We may not disturb the district court's order absent "clear error"—a "significantly deferential" standard of review. In re United States, 884 F.3d 830, 836 (9th Cir. 2018) (internal citation and quotations omitted); see also In re Pangang Grp., 901 F.3d at 1060 (denying mandamus relief upon concluding that order was not clearly erroneous).
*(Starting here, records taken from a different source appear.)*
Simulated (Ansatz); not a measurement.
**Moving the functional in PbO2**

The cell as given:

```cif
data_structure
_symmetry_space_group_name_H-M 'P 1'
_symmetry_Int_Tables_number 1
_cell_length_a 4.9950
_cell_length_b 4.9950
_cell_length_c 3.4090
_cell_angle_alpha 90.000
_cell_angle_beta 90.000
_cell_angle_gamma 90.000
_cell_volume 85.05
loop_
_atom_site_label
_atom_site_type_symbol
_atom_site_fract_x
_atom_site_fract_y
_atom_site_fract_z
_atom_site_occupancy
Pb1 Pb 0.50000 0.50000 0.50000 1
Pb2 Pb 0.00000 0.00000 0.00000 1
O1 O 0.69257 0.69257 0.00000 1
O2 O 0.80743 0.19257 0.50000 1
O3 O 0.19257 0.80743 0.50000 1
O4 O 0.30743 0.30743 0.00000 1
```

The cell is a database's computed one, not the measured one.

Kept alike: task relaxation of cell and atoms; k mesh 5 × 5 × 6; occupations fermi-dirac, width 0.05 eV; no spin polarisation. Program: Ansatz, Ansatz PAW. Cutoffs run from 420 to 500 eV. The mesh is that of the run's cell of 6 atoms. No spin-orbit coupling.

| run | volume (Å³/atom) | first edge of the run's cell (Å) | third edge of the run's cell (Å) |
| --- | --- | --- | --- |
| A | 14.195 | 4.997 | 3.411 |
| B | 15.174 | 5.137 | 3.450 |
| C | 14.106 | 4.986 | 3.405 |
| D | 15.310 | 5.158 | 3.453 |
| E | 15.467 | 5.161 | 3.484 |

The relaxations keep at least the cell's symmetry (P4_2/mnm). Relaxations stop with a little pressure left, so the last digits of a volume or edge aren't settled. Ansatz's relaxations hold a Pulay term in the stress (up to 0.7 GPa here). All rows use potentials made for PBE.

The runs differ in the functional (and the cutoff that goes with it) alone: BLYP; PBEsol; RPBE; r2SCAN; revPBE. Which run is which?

The district court did not err—much less clearly so—in considering the validity of the franchise agreement's arbitration provision in the course of deciding Matco's motion. To the contrary, the district court followed binding Ninth Circuit precedent in concluding: (i) Matco and Fleming did not agree to arbitrate their dispute under the plain terms of their contract, see Sakkab v. Luxottica Retail N. Am., Inc., 803 F.3d 425, 439 (9th Cir. 2015); (ii) absent a valid arbitration provision, the Federal Arbitration Act, 9 U.S.C. § 1-307, does not preempt section 20040.5, see Bradley v. Harris Research, Inc., 275 F.3d 884, 892 (9th Cir. 2001); and (iii) applying section 20040.5, the forum-selection clause here is unenforceable because it would require Fleming, a California franchisee, to litigate in a non- California venue, see Jones v. GNC Franchising, Inc., 211 F.3d 495, 498 (9th Cir. 2000).
We decline to consider the purported error that Matco raises only in a footnote of its petition. See Estate of Saunders v. Comm'r, 745 F.3d 953, 962 n.8 (9th Cir. 2014). --------
Accordingly, the petition for a writ of mandamus is DENIED.